As a parent and grand parent I know that teenagers can be a challenge. In our family we had four boys and one girl, and the girl was definitely more of a challenge for us than the boys. But apparently this wasn't true for a young 17 year old girl from Peachtree City, GA.

Adrienne Philips decided after acquiring her drivers license at age 16 that a Private Pilot's license would be her next challenge. She grew up near Falcon Field in Peachtree City and aviation has always been a part of her life. Both her mother and grandfather worked for Delta Airlines although not as pilots.

When she was 17 her mother brought her "Intro Flight" from Falcon Aviation at Falcon Field and, after only 30 minutes of flight time, she was hooked for life. All at once she knew that was what she wanted to do for the rest of her life.

Female Student Pilot

Trust me, this is much better than boys. Adrienne admires a lot of female pilots, some of whom she has met at conferences and air shows. Among them were a female USAF Thunderbird pilot, a B-17 pilot from WWII and an airshow performer named Julie Clark.

As she met, talked and watched these women Adrienne decided she could do this too. She has quickly learned that taking flying lessons can be very stressful and that it can take a lot out of a person, but she also notes that you get a different perspective of the world from the air. It is also relaxing when you are just aviating.

Being a girl, however, means boys are a part of her life. So she has chosen a pilot, of course. Her boyfriend flies for NetJets, and he has been helping her hone her piloting skills whenever they can fly together.

Until next time keep your wings straight and level Hersch!

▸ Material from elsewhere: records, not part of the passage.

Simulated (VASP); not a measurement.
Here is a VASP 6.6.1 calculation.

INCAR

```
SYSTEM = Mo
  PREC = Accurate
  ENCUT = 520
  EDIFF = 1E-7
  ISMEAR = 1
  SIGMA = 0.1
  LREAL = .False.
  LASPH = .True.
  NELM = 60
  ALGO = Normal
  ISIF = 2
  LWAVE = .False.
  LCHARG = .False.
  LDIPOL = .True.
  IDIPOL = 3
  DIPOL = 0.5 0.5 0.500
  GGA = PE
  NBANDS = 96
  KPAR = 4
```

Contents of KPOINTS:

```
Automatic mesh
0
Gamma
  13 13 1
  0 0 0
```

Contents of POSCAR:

I thought I would keep it on the ground until I became familiar with it, but on account of the wind, I unexpectedly took to the air, and the first thing I knew, I was flying.

— Arthur Pratt Warner, Beloit, Wisconsin. Warner was the first individual in the U.S. to purchase an aeroplane, a Curtiss biplane, that assembled himself. He had only intended to taxi when he made what was Wisconsin's first flight, 4 November 1909.